+ Reply to Thread
Results 1 to 6 of 6

Regression failure - but why?

  1. #1
    Registered User
    Join Date
    01-08-2020
    Location
    Denmark
    MS-Off Ver
    Office 365
    Posts
    3

    Regression failure - but why?

    I'm trying to run a regression analysis on the data, but everytime I include December, it somehow fails with #NUM on the regression.

    If I exclude december tho, it success, but I need the last month in order to make the function.

    I have run a value() on all the numbers to make sure it's numeric.

    I have success with these combinations:

    Sales (Y) + C20 (X) + Temp (X) +Months -December (X) => Works fine!
    Sales (Y) + All months (X) => Works fine!
    Sales (Y) + All variables (X) => Doesn't work


    Can anyone tell me why?
    Attached Files Attached Files

  2. #2
    Forum Guru
    Join Date
    04-13-2005
    Location
    North America
    MS-Off Ver
    2002/XP, 2007, 2024
    Posts
    16,380

    Re: Regression failure - but why?

    Your sample file only includes your raw data with none of your attempts at the regression, so it is hard to know exactly what you did.

    I did not have any trouble with the regression using the LINEST() function. In R3:R24, I array entered the formula =TRANSPOSE(LINEST($B$3:$B$962,$C$3:C962,TRUE)) and got a normal regression output. Copied across until column AE (so each column adds another X predictor variable to the regression) and each column showed a normal regression result. The last column (column AE) returned 0 for one of the coefficients, suggesting that Excel had detected collinearity for one of the predictor variables.

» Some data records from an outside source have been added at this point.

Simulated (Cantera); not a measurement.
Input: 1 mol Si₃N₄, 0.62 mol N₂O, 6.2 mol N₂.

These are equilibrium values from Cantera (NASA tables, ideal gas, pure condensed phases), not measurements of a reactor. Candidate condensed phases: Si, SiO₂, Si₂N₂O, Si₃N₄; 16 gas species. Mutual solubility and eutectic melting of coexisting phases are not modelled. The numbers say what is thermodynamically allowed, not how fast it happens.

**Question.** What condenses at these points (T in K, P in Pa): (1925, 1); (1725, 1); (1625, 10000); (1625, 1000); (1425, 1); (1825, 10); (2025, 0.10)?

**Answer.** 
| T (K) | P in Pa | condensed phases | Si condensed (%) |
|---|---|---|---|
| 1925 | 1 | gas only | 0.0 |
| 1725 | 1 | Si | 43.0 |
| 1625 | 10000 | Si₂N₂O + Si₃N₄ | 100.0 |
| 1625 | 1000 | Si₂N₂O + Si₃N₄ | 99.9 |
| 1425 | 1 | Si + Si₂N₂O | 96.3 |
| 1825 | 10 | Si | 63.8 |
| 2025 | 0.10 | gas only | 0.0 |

    I cannot say why the regression is failing for you, because it seems to work fine for me using the LINEST() function.
    Quote Originally Posted by shg
    Mathematics is the native language of the natural world. Just trying to become literate.

  3. #3
    Registered User
    Join Date
    01-08-2020
    Location
    Denmark
    MS-Off Ver
    Office 365
    Posts
    3

    Re: Regression failure - but why?

    Sorry for missing examples.

    I have attached a new file with my regression examples. Forgot to mention I used data analysis toolpack.

    I see the transpose,linest function works to get coefficients but I need the p-value as well to confirm the analysis, which is why I use data analysis for the summary output.
    Attached Files Attached Files

  4. #4
    Forum Guru
    Join Date
    04-13-2005
    Location
    North America
    MS-Off Ver
    2002/XP, 2007, 2024
    Posts
    16,380

    Re: Regression failure - but why?

    From the OP, I was under the impression that the regression failed completely, but it looks to me like the regression ran just fine -- except for the p-value for February. I have no explanation for the error in that cell. As I noted above, the regression algorithms detect collinearity, so Excel assigns 0 values to January which naturally leads to errors in that row.

    I will note that, in my older version of Excel, when I run the regression it correctly calculates the p value for February. Is this a bug introduced between my older version and your newer version? If you were determined to track the error down, we would probably need to try the regression across multiple computers and versions to see how reproducible the error is and see if it correlates with version or something else.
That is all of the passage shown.